ArtIII.S2.C1.9.3 Luther v. Borden and Guarantee Clause

Article III, Section 2, Clause 1:

The judicial Power shall extend to all Cases, in Law and Equity, arising under this Constitution, the Laws of the United States, and Treaties made, or which shall be made, under their Authority;—to all Cases affecting Ambassadors, other public Ministers and Consuls;—to all Cases of admiralty and maritime Jurisdiction; to Controversies to which the United States shall be a Party;—to Controversies between two or more States; between a State and Citizens of another State, between Citizens of different States,—between Citizens of the same State claiming Lands under Grants of different States, and between a State, or the Citizens thereof, and foreign States, Citizens or Subjects.

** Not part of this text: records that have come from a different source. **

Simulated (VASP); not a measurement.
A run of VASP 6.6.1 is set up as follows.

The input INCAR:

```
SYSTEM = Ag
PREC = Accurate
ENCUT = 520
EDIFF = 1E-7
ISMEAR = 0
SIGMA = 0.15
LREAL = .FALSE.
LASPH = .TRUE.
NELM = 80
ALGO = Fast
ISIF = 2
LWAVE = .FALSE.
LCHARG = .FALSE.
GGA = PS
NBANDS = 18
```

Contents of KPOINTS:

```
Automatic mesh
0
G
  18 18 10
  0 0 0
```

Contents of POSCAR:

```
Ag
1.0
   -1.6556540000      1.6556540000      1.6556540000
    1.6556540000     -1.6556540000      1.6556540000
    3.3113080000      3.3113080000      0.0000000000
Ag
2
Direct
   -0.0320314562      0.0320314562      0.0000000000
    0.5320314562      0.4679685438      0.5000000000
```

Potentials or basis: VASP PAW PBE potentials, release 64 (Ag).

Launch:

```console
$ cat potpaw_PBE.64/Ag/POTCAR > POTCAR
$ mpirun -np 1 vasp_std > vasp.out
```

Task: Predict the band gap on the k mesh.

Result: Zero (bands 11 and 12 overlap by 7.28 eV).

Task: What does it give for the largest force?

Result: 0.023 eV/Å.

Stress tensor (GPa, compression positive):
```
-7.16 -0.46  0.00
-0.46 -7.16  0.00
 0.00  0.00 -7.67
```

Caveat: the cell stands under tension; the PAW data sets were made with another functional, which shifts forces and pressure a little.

In 1849, in the case Luther v. Borden,1 the Court expanded the political question doctrine and took another step toward the modern judicial approach to political questions. Luther arose out of a rebellion against the government of Rhode Island due to the state constitution, which significantly limited the right to vote.2 Rhode Island citizens who had become dissatisfied with the existing regime held a constitutional convention, called elections, and declared the winners the valid government of Rhode Island.3 When the existing “charter government” opposed these efforts and declared the conduct illegal, the newly elected governor of the rebel government, Thomas Dorr, gathered an armed force to assert the legitimacy of his government and its constitution.4 In response, the charter government called the militia and declared martial law.5 In the course of events, charter government agents broke into plaintiff Luther’s house in order to arrest him for his support of Dorr.6 Luther then sued for trespass.7 The question of the legitimacy of the home break-in necessarily gave rise to the question of which government—the charter government or the rebel government—was the legitimate government of the state at the time of the break-in.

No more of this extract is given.